Disk vs Memory Layout

Before we proceed with the explanation, let's take a look at the PE file layout, whether on disk or in memory, as our solution relies on that.

This layout is logically identical for both PE files on disk and PE files in memory. The only differences are that some parts may not be present in memory and, the most important for us, on disk items are aligned by "File Alignment" while in memory they are aligned by "Page Alignment" values, which, in turn may be found in the Optional Header. For full PE COFF format reference check here.

Right now, we are particularly interested in sections that contain executable code ((SectionHeader.characteristics & 0x20000020) != 0). Usually, the actual code does not fill the whole section, leaving some parts simply padded by zeros. For example, if our code section only contains 'ExitProcess(0)', which may be compiled into 8 bytes, it will still occupy FileAlignment bytes on disk (usually 0x200 bytes). It will take even more space in memory, as the next section may not be mapped closer than this_section_virtual_address + PageAlignement  (in this particular case), which means that if we have 0x1F8 free bytes when the file is on disk, we'll have 0xFF8 free bytes when the file is loaded in memory.

The "formula" to calculate available space in code section is next_section_virtual_address - (this_section_virtual_address + this_section_virtual_size) as virtual size is (usually) the amount of actual data in section. Remember this, as that is the space that we are going to use as our injection target.

It may happen, that the target executable does not have enough spare space for our shell code, but let this not bother you too much. A process contains more than one module (the main executable and all the DLLs). This means that you can look for spare space in the code sections of all modules. Why only code sections? Just in order not to mess too much with memory protection.

Shellcode

The first and the most important rule for shellcode - it MUST be position independent. In our case, this rule is especially unavoidable (if you may say so) as it is going to be spread all over the memory space (depends on the size of your shell code, of course). 

The second, but not less important rule - carefully plan your code according to your needs. The less space it takes, the easier the injection process would be.

Let's keep our shell code simple. All it would do is interception of a single API (does not matter which one, select whichever you want from the target executable's import section), and show a message box each time that API is called (you should probably select ExitProcess for interception if you do not want the message box popping up all the time).

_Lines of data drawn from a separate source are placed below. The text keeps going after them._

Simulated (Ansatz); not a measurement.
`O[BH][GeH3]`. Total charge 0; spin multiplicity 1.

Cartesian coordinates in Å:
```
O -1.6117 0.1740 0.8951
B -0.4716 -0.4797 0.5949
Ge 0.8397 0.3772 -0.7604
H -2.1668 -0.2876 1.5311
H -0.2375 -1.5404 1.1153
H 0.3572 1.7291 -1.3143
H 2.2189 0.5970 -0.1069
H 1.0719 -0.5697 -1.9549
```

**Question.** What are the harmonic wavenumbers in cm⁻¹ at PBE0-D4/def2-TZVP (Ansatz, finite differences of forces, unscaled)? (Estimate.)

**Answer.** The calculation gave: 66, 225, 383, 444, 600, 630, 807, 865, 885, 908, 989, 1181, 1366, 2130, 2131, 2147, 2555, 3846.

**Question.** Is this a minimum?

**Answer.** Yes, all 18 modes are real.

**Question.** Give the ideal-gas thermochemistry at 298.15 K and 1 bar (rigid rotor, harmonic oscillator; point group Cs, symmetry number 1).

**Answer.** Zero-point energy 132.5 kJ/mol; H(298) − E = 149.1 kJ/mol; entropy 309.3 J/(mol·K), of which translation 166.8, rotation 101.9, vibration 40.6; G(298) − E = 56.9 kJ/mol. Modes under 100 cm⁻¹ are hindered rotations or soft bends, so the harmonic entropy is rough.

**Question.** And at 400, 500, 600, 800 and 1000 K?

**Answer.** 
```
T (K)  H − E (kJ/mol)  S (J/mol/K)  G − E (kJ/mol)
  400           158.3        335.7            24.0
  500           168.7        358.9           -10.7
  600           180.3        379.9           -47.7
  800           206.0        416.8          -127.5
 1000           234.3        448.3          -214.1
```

Divide your shellcode into independent functional blocks. By independent, I mean that it should not have any direct or relative calls or jumps. Each block should have one data field, which would contain the address of the table containing addresses of all our functions (and data if needed). Such mechanism would allow us to spread the code all over the available space in different modules without the need to mess with relocations at all.

The picture on the left and the diagram below will help you to better understand the concept. 
Init - our initialization function. Once the code is injected, you would want to call this function as a remote thread.
Patch - this block is responsible for actually patching the import table with the address of our Fake.

The code in each of the above blocks will have to access Data in order to retrieve addresses of functions from other blocks.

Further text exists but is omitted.